All CPA Regulation (REG) Resources
Example Questions
Example Question #21 : Taxation Of Property Transactions
Gold Corp. purchased all the assets of a sole proprietorship, including the following intangible assets:
- Goodwill: $50,000
- Covenant not to compete: 13,000
For tax purposes, what amount of these purchased intangible assets should Gold amortize over the specific statutory cost recovery periods?
$63,000
$13,000
$0
$50,000
$63,000
All intangible assets (e.g., goodwill, licenses, franchises, trademarks) may be amortized on the straight-line basis over 15 years. This treatment differs from US GAAP, where indefinite-lived assets are not amortized, and definite-lived assets are amortized over their useful lives (which may vary between intangible assets).

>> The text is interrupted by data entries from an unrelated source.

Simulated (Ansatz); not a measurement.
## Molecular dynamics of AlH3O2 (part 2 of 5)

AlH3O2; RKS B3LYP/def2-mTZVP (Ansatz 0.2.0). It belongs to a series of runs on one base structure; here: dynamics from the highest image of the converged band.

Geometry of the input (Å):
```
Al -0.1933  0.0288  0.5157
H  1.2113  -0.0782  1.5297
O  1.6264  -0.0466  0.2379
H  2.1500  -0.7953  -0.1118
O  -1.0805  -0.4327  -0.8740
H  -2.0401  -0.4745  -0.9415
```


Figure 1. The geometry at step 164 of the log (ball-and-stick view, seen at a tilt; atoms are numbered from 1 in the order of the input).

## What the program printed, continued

Example Question #22 : Taxation Of Property Transactions
Under the MACRS method of depreciation for property placed in service after 1986:
No type of straight-line depreciation is allowable
The recovery period for depreciable realty must be 27.5 years
Salvage value is ignored for purposes of computing the MACRS deduction
Used tangible depreciable property is excluded from the computation
Salvage value is ignored for purposes of computing the MACRS deduction
Under the MACRS method for property places in service after 1986, salvage value is ignored for purposes of computing the deduction.
Example Question #23 : Taxation Of Property Transactions
Of the following conditions, which must be satisfied for a taxpayer to expense in the year of purchase under IRC 179, the cost of new or used tangible depreciable personal property? A) The property must be purchased for use in the taxpayer’s active trade or business B) The property must be purchased from an unrelated party.
Neither
Both
B
A
Both
To qualify for IRC 179, the property must be tangible personal property acquired by purchase from an unrelated party for use in the active conduct of a trade or business
Example Question #24 : Taxation Of Property Transactions
Per IRS tax or MACRS depreciation, _____ is never used for calculation purposes.
Adjusted basis
Positive adjustments to basis
Salvage value
Straight line
Salvage value
Under MACRS depreciation, salvage value is never used. Straight-line may be used, and any sort of basis would be relevant.